Sound Waves: A Diasporic Dialogue, with Jacqueline Nassy Brown and Kamau Ware
Sound Waves: A Diasporic Dialogue
Jacqueline Nassy Brown and Kamau Ware
Saturday, January 21, 2023
Inspired by Neo Muyanga’s “A Maze in Grace” installation in the exhibition A Mass of Cyborgs, this dialogue will highlight stories and storytellers of Black Liverpool and Black New York, forging connections between people and places central to the history of enslavement and resistance to it. Jacqueline Nassy Brown is an anthropologist at CUNY, and Kamau Ware is an artist, historian, and creator of the Black Gotham Experience.
This exchange is part of a series of programs at CARA inviting artists, scholars, and thinkers to present their work, in dialogue with A Mass of Cyborgs, on view at CARA until March 5, 2023.
Free and open to the public. Reservations encouraged. Kindly RSVP here.
Jacqueline Nassy Brown is Associate Professor of Anthropology at Hunter College and the CUNY Graduate Center. Her work treats place and other geographical phenomena as lenses through which to understand contemporary formations of race and nation. She also contributes to diaspora theory, feminist geography, and the anthropology of Black Europe. She is the author of Dropping Anchor, Setting Sail: Geographies of Race in Black Liverpool (Princeton, 2005), which deploys ethnographic research to show the inextricable relationship between racial politics in Liverpool on the one hand, and the politics of place in Britain writ large on the other hand. It also argues for treating the local and the global not merely as spatial categories but as profoundly racialized ones, while also offering a feminist critique of the Black Atlantic paradigm. Some of Dr. Brown’s courses include The Anthropology of Black America, Cultural Diversity in the U.S. (a.k.a. Racialization and Resistance in the U.S.), and The Anthropology of Race. Her current book project examines the politics of New York City exceptionalism, or the view that the city is totally unique within the U.S., addressing questions like: How is the category of the New Yorker culturally constructed? What role does race play in these dynamics and how do these politics play out in everyday life?

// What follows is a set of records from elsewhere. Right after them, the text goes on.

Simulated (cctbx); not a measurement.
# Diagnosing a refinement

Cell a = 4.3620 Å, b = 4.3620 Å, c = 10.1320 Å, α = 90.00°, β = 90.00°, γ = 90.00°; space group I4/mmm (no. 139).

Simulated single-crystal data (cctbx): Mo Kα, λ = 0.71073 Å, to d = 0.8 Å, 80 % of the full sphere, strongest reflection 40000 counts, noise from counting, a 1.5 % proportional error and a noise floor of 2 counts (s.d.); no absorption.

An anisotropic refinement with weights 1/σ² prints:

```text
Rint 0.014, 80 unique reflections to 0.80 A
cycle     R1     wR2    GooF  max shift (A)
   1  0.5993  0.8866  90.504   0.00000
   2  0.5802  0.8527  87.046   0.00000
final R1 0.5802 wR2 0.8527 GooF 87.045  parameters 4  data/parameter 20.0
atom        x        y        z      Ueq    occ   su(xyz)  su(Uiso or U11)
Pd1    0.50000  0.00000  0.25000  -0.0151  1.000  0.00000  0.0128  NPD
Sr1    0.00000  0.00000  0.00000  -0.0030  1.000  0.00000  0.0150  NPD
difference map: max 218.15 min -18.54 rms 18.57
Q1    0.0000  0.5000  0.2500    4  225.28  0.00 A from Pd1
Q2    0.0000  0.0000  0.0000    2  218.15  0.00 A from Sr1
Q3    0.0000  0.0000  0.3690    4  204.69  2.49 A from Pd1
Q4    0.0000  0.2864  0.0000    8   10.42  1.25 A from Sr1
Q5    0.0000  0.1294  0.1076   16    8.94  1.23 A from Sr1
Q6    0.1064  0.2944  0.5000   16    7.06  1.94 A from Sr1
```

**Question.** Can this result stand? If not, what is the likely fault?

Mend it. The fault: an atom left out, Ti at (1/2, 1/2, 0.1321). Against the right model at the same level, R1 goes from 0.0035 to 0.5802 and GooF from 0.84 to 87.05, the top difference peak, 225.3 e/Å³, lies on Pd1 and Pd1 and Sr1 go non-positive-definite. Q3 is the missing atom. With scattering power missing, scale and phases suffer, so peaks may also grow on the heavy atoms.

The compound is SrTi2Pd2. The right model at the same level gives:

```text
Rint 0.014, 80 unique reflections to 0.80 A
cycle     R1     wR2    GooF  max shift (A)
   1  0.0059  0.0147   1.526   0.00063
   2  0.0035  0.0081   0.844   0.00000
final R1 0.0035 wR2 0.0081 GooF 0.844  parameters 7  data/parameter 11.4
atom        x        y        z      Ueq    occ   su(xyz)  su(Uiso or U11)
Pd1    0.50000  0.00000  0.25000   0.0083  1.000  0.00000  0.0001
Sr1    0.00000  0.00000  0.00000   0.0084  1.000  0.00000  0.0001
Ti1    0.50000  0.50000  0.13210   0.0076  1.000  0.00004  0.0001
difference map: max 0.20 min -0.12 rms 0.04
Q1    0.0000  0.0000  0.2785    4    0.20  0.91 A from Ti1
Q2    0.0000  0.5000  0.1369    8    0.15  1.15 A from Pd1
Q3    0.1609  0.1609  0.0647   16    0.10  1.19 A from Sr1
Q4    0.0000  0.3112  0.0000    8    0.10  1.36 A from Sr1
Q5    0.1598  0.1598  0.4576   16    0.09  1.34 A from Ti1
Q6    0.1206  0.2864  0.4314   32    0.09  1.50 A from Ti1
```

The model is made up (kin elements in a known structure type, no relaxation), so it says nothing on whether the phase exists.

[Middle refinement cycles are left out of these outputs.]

Kamau Ware is an artist and historian best known for his flagship storytelling project, Black Gotham Experience (BGX), a visual storytelling project founded in 2010 that celebrates the impact of the African Diaspora on New York City through a series of walking tours and graphic novels. BGX has been in residence in the Seaport District of Lower Manhattan since 2017, serving as a gallery, event space, and visitor’s center for walks, and has been recognized by The Atlantic, The New York Times, Atlas Obscura, and Columbia University’s History in Action Project Award, among others. In 2021, Kamau led a successful movement to have July 13th officially recognized by the Borough of Manhattan and the 27th District of New York State as “Black Vision Day”. He has also worked with Community Board 2 of Manhattan to pass resolutions to mark land owned by Black people in the mid 17th century known as Land of the Blacks. Kamau has been commissioned by the Lower Manhattan Cultural Council, the Apollo Theater, the Mile Long Opera, the New York City Public Design Commission, and The Shed, and has spoken at the New York Historical Society, the Public Theater, SXSW, Yale University, and the Municipal Archive in Amsterdam. He has developed classes, tours, and workshops for NYU, Columbia University, the New School, and K-12 schools across New York City.